Compare two files and show the mismatch columns

I need to compare two files and find the mismatch columns in it for csv and fixed
width file.
Eg:
file1

c1,c2,c3,c4<----columnname
1,a,4,d
2,b,5,e
3,c,6,f

file2

c1,c2,c3,c4<----columnname
3,x,7,f
2,y,8,e
1,z,9,d

output

c2,c3<---- mismatch columname
a,4    x,7
b,5 or y,8 Ok with any values but i need mismatched columnnames.
c,6     z,9

1).In real time column length is high so how to sort column wise
2).how to find mismatch columns.

Any answers??

Is this a homework assignment?

What have you tried to solve this problem?

What operating system and shell are you using?

Are the header lines the same in both files? Or, can some columnames appear in a different order or not appear at all in one of the files?

I don't understand your question about sorting??? When you are comparing values line by line (as shown in your example) what would you sort?

Are you saying that every line will have a different value between the two files for every line if any line (other than the headers) has a mismatch in a given column?

No, I don't have any answers. I can't figure out what you're trying to do.

What do you mean by the comment: "Ok with any values but i need mismatched columnnames." If you don't care about the values, why print them?

No i faced this scenario while validating 2 big files. Size is around 1.5 gb each.

I tried to sort each column at a time and cutted 1st few rows and tried to find the mismatch column. It taking to much of time.

I am using AIX nd shell s ksh.

Header lines are same in both files but sometime i should face files without header.(objective is to find mismatch column no.)

Values differ in few lines.

The scenario i am facing is should compare two files and find in which column records mismatching and should justify the reason so i need find the column names.

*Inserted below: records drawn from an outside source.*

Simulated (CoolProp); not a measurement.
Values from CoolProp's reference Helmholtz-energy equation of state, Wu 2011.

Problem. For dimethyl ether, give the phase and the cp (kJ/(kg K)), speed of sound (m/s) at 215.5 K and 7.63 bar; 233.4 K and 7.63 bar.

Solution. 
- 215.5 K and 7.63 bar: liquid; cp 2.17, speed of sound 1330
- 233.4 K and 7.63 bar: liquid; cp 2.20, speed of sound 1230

---------- Post updated at 03:03 AM ---------- Previous update was at 02:56 AM ----------

If i found the columname i will sort it out easily by job design in ETl tool.

Not clear. A few more questions:

  • How are the rows identified? If by row No., all the rows in your sample should show up in the result.
  • What does "If i found the columname i will sort it out easily by job design in ETl tool" mean?
  • What does "In real time column length is high so how to sort column wise" mean?
  • Does "Header lines are same in both files but sometime i should face files without header.(objective is to find mismatch column no.) " mean: The columns' order is always identical? So we don't need the headers and could just use the col No.s?